Helping Kids in Troubled Times

When worries have students down, introduce them to Dennis B.

When worries have students down, ease their distress with fun and functional teaching tools.

Hi and welcome back to Attentionology for K – 5 Teachers!

Helping Kids in Troubled Times – More worrisome world news can make even the brightest of us feel troubled.

When you sense that a number of students feel anxious for whatever reasons, begin the school day with a simple question…

Worry got ya down?

Hold up a poster that features a funny face with a frown.

You’ll grab the class’ attention…

now the key question is what can you do to help ease students’ distress?
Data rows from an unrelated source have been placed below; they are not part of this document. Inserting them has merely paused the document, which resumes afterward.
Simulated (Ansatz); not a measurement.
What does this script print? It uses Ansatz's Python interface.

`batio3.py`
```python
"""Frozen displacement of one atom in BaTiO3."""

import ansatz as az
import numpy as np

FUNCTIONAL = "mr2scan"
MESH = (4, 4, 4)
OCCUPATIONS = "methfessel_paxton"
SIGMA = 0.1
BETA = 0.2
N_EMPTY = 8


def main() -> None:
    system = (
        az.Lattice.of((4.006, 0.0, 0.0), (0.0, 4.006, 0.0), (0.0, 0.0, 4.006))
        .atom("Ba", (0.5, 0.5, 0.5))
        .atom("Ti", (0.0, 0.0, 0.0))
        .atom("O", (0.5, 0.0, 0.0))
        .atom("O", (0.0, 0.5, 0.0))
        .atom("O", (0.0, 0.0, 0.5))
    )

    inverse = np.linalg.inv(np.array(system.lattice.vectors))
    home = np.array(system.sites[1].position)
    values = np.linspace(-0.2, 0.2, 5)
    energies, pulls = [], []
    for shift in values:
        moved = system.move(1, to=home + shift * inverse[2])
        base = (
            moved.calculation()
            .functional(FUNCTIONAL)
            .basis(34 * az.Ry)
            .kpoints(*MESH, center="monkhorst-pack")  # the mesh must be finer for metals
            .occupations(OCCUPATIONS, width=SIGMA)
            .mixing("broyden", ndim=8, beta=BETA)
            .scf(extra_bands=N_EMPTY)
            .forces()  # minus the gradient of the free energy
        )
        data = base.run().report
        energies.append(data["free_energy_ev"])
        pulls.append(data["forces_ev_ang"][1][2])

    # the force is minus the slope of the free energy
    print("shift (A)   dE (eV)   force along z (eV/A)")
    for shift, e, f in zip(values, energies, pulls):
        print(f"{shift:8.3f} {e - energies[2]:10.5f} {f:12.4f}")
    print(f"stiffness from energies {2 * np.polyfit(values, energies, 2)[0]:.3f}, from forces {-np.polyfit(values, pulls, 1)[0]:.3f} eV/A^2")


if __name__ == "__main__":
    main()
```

Power a Flower with Sun Power – Only through our imagination can we make sunshine in our classrooms during troubled times.

Help put sunny smiles on the faces of K – 2 kids after they’ve endured a difficult situation, including instructional activities, such as taking a test.

Show students a bendable flower, like one made of felt with wire underneath on the stem (available in dollar stores or toy stores.)

Tell the class that you found the flower in your “pretty pretend garden” and you picked it because it looked bent down, sad and worried.

“Bent down, you look worried, pretty flower.”

Invite the class to “brighten the flower’s day by bringing the sun inside to give it warmth and care.”

Make the Sun’s Magic Shine in Class – Continue your hold on the class’ attention by asking the children to “help you make the magic of the sun shine on the flower you’re presenting.”

Invite one or two kids to come to where you’re standing with the flower in hand and hold the stem with you.

Count in a loud voice with the class…”One, two, three, little flower, listen to me, the magic of the sun’s warmth and care will chase away your worries and make you happy!”

Engage Kids with a Touch of Drama – Add a touch of drama to this activity to emphasize the importance of chasing away worry.

Ask the class to repeat the “chant” to the flower and then, with the flick of your hand… bend the stem so that the flower stands tall in troubled times.

Point out how the flower now looks worry-free and happy! See if your students agree.

“Ahhh…standing tall…now the flower looks worry-free and happy!”

Hang up a Worry Wash Line – Third and fourth grade classes will enjoy “washing away worries” with this clever classroom clothes line.

Stretch a cord above a section of your classroom and clip clothes pins with blank note cards to the line.

Tell your students when you first hang the line that you’ve added a Worry Wash Line to your room.

Announce that it’s open for anyone to pull off a card, jot down a worry, write one’s name or not, and clip it back on the line to “wash the worry away.” When your students are not with you, read the cards that students have clipped on the line to get a better sense of their concerns.

Find Friends for Dennis B – Challenge older elementary students to “help a fictitious character named ‘Dennis B’ become more worry-free.”

Introduce Dennis B with a poem that I’ve “written in his honor”

Worry-Free

Dennis B vowed that he would live his life worry-free.

When problems tested his resolve, Dennis B said problems can be solved.

“Look,” Dennis said with poise, “let’s find solutions, not make noise.”

“Nashing teeth ’til jaws are sore will only make us worry more!”

“Simply put,” said Dennis B, “I feel much better worry-free.”

Make a Worry-Free Bulletin Board Find a large funny face of a character that you name Dennis B and post it with a name tag header on a classroom bulletin board.

Post blank sticky notes all around the new class character.

Invite students to use the replaceable notes to offer Dennis B ideas on how to be worry-free.

This…a writing activity that may engage reluctant writers.

Create a Contract to Worry Less Help kids in troubled times by creating individual contracts with students that agree for them to worry less.

Format the contract any way that suits your students, but be sure to include a line for the child to write his or her name, age, and points of agreement, including a promise to bring persistent worry to the attention of a trusted adult.

In a world of 24/7 news cycles that often report tragedies, smart teachers find creative ways to address children’s worries.

We are empowered to help kids in troubled times.

Remember, you don’t need to be a magician to work magic in any instructional setting!